This not "wondering about how susceptible mail in voting is to fraud," it's an outright lie.



>In fact, only registered voters will receive ballots.

How could you possibly know this, and how could twitter possibly know this? Surely that is the intent, but what do you make of stories like this one: https://losangeles.cbslocal.com/2018/11/05/goldstein-investi...

"Only registered voters will receive ballots", you cannot state a future event as a fact, since it hasn't actually happened yet. Stories like the one linked show that in the past, California has had problems with this.

Should twitter now fact check their fact checking? Perhaps the idea of future-telling is flawed to begin with and twitteer should not attempt to be a source of truth!


What a bad-faith take. Technically, no, twitter's statement is not a fact about the future, but merely a fact about California's policies. In the utmost of pedantry, it should read "According to California's election policies, ballots are only to be sent to registered voters at the addresses listed on their registration."

But if we're really drilling into semantics, you posted a link about dead people on the registry. That does not, in fact, preclude twitter's statement. Hundreds of dead people have active voter registrations! Twitter's statement is not invalidated by this.

But neither does it support Trump's claim about "significant" voter fraud. Hundreds of votes in the state of California is neither significant, nor guaranteed that the dead people's ballots will be used.

But Trump's claim is that ballots will be sent to everybody in the state. That's a far greater lie than your overwrought interpretation of their statement.


A multinational company just decided to put their finger on the scale of a US election. I think that decision and the way it was made invites scrutiny.


So do you think that journalists should not fact check politicians either?

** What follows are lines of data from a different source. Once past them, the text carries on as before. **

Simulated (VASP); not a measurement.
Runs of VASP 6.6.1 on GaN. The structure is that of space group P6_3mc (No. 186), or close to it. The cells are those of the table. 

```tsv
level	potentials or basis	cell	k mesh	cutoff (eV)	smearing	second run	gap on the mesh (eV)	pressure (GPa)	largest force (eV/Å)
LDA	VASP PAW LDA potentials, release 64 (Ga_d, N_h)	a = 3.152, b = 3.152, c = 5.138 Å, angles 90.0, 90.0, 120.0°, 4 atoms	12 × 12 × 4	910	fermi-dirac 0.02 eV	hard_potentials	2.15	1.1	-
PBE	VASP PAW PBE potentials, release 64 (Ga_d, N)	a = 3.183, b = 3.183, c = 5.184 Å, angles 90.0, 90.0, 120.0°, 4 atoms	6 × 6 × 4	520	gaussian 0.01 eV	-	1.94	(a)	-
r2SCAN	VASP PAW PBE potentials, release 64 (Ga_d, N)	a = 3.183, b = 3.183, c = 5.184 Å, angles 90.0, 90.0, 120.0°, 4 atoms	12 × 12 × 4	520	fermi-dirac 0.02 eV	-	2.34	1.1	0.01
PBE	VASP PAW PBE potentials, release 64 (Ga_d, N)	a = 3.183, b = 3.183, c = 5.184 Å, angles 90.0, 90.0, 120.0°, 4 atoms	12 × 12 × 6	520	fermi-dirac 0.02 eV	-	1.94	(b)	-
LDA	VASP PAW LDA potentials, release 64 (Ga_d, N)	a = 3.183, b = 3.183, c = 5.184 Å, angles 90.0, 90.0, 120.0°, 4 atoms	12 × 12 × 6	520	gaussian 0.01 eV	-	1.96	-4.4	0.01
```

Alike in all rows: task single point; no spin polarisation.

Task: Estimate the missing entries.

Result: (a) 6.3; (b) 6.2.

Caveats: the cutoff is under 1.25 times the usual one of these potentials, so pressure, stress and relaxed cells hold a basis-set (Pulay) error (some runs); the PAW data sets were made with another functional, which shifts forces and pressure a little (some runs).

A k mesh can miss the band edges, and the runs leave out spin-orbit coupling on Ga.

Well, that's certainly Trump's characterization of the situation. Fox News has also been fact-checking him lately and he's similarly outraged. Bottom line, the Founders' remedy to false speech by government officials is the freedom to discuss those lies in an open forum.


He's the president of the United States operating on a private platform owned by a private company! No one should be above reproach on such a platform and that includes the president.

If he doesn't like it, he can direct Lockheed Martin and tell them to spend a couple billion dollars on making Litter. At least then it'll go to something slightly more productive than whatever contracts they're currently siphoning money off of.